GPU Computing – What Is It?

Do you keep hearing about GPU computing or acceleration, but are not sure what they mean? Here's everything you need to know.

GPU or Graphics Processing Units are present in all electronic circuits that produce one form of display or the other, especially the computer.

Early graphics processors were relatively simple. But with the advent of gaming, 3D animation, and video rendering tasks that pushed CPUs beyond their limits, more powerful GPUs had to come to the rescue.

These new GPU cards grew in power and complexity over time, with different companies and researchers seeking out ways to leverage their parallel execution advantage. This post shows you how it’s been going so far.

What Is A GPU?

A GPU or Graphics Processing Unit is a specialized circuit designed for the manipulation of data to aid in the creation of images for display. In other words, a GPU is a system that creates the images you see on any display surface, such as the computer monitor, smartphone screen, game consoles, and so on.

GPUs were initially straightforward devices that put graphic elements together to create an ideal output for a specific device. Over time, however, and with the advent of computer gaming, GPUs started to grow in complexity and power, giving birth to GPGPU or General Purpose Computing on GPUs.

What Is GPU Computing?

GPU computing or GPGPU is the use of a GPU for computation beyond graphics. This means using the GPUs embedded in a computer’s video card and originally intended for processing computer graphics for the computation of other types of data, such as scientific simulations, cryptocurrency mining, algebra computations, weather forecasting, neural networks, and so on.

The reason for this evolution of GPU computing comes from the impressive development of graphics processing units, which comes from the distributed parallel architecture of modern GPU systems.

As the computer’s CPU grew more powerful and could handle more complex programs and games, video card makers also tried to keep up with the developments in modern computing and 3D graphics. Nvidia unveiled the GeForce 256 in 1999 as the world’s first GPU video card and things evolved from there.

The major advantage of GPU cards over CPUs is their parallel processing architecture, which makes them able to process large data tasks in a distributed, parallel manner that prevents bottlenecks and CPU freezes.

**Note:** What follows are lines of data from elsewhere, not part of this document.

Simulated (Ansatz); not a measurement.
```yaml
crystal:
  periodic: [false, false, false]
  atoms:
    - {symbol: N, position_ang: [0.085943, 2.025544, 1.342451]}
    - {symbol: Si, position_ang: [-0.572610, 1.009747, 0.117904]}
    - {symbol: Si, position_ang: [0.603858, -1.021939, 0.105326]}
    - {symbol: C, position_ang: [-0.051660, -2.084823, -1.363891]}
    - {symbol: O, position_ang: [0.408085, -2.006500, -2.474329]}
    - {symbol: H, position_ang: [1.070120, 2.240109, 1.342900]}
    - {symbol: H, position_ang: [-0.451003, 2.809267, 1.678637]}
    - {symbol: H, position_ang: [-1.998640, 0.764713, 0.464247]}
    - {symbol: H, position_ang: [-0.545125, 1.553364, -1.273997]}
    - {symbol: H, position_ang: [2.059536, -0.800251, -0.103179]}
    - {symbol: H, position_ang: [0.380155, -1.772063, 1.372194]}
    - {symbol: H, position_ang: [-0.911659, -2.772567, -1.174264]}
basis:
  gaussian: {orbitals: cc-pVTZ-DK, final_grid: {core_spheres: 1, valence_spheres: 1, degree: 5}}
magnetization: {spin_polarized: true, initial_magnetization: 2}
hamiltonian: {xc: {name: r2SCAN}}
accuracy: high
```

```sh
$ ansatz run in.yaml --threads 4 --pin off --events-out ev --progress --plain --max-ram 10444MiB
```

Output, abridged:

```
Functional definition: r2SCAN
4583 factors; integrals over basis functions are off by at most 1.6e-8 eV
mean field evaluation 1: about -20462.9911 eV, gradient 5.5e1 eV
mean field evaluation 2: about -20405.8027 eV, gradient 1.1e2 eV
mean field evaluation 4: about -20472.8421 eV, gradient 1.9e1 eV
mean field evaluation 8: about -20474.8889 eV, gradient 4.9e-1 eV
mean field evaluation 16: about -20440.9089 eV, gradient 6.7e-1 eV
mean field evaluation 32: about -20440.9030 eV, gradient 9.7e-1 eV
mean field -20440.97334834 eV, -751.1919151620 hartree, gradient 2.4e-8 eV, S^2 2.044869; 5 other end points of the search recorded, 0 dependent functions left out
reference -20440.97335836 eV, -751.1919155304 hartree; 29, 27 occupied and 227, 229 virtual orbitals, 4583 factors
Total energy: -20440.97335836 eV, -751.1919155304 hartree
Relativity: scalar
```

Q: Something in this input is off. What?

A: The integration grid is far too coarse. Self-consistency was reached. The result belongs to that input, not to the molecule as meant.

What Are The Applications For GPU Computing?

The applications of GPU computing are many, here is a look at some top uses:

  1. Machine learning & neural networks
  2. Fuzzy logic
  3. Bio-informatics
  4. Molecular modeling
  5. Video rendering
  6. Geometric computing
  7. Climate Research and weather forecasting
  8. Astrophysics
  9. Cryptography
  10. Computer vision
  11. Password cracking
  12. Quantum research

GPU Vs CPU Processing

GPUs and CPUs both process digital data, but they do it in different ways. The CPU or central processing unit is designed for serial processing at high speeds, while GPUs are designed for parallel processing at much lower speeds. Of course, a CPU can use hyper-threading to get 2 threads per core, or even have dozens of cores, but they are fundamentally serial processors.

While CPUs can have a few cores, modern GPUs come with thousands of cores, for instance, the Nvidia GeForce RTX 3090 which features 10K+ cores. To get an advantage over CPUs though, the data has to be capable of parallel processing, such as processing a stream containing thousands of images at a go.


ASIC stands for Application Specific Integrated Circuit and this means that it can only perform one task – that is, the task it was designed to perform. An ASIC is a unique machine that is developed from scratch and requires expert hardware knowledge to build. ASICs are commonly used in cryptocurrency mining, as they offer good parallel processing benefits and better efficiency than GPUs.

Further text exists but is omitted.